Last updated: March 2026
HVAC Company vs Plumbing Company: Which Business Should You Buy?
How Do HVAC Companies and Plumbing Companies Compare?
These are two of the most defensible trade service businesses you can buy. Both are recession-resistant, geographically sticky, and founder-heavy, which means deal flow is real and seller motivation is genuine. The numbers below are based on Q1 2026 national market data.

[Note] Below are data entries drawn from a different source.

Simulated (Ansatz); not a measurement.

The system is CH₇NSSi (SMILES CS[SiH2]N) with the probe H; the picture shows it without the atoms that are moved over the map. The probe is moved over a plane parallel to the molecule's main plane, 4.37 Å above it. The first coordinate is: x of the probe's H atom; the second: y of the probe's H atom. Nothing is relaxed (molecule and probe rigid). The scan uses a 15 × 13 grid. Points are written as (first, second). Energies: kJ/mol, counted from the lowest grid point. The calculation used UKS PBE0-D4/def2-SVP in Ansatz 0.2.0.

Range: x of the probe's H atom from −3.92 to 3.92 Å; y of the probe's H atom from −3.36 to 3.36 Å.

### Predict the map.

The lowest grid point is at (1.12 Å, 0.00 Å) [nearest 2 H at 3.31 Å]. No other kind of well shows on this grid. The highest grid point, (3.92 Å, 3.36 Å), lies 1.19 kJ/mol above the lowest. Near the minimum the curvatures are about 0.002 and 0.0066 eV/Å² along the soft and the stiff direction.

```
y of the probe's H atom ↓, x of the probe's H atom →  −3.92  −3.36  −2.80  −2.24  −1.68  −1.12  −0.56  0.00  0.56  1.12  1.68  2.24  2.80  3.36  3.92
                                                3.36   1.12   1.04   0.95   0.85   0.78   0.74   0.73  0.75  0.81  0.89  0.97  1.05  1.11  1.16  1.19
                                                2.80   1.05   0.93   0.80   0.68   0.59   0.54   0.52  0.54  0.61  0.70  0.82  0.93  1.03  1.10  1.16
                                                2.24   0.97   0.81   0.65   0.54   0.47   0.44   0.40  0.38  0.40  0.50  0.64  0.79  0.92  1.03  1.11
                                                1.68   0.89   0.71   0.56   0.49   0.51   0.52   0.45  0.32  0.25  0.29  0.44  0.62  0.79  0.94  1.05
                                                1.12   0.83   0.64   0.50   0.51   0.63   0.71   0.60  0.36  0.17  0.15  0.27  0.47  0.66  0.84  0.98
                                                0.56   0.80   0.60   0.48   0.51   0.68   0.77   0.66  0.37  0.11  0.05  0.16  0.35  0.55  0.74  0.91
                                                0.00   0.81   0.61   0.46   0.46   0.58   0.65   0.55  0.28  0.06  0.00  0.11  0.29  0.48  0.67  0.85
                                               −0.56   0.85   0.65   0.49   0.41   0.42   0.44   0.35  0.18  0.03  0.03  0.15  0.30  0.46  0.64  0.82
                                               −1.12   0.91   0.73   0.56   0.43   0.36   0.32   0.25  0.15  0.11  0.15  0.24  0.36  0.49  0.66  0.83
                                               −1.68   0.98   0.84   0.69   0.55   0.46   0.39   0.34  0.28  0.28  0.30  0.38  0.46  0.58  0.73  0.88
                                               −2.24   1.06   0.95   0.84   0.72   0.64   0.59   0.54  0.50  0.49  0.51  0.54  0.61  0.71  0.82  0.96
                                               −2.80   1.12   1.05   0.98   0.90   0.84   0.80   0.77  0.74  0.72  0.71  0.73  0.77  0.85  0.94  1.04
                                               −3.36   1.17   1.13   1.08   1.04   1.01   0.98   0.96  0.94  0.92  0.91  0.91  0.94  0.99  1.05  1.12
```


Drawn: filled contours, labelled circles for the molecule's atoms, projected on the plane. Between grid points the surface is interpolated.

| Metric | HVAC Company | Plumbing Company |
|---|---|---|
| Median Asking Price | $794,500 | $795,000 |
| Median Cash Flow (SDE) | $261,553 | $287,400 |
| Average Multiple | 2.9x | 3.2x |
| Typical DSCR (est.) | 3.2x | 3.5x |
| Equity Injection (10%) | $79,450 | $79,500 |
| Price Range | $103,500 to $16,900,000 | $190,000 to $6,750,000 |
Both businesses sit below the SBA sweet spot of 3x to 5x EBITDA at the median, which is a good thing. HVAC at 2.9x is actually slightly below 3x, making it attractive on price. Plumbing at 3.2x is solidly inside the sweet spot. The real differentiator is cash flow: plumbing generates roughly $26,000 more annually at the median, which flows directly into debt coverage.
Based on Regalis Capital's analysis of recent acquisitions, plumbing companies carry a modest edge in SBA acquisition economics. Higher median SDE ($287,400 vs $261,553) and a stronger DSCR (3.5x vs 3.2x) make plumbing slightly easier to finance at standard terms. Both sit in favorable multiple territory, but plumbing's cash flow profile wins at the margin.
What Are the Key Operational Differences?
HVAC is a seasonal business in most markets. Demand spikes in summer for cooling and winter for heating. That seasonality creates cash flow lumps that lenders notice and that you will manage as an operator. Staffing is your biggest lever: a good HVAC technician is hard to hire and harder to keep, with certified techs commanding $65,000 to $95,000+ annually in competitive markets.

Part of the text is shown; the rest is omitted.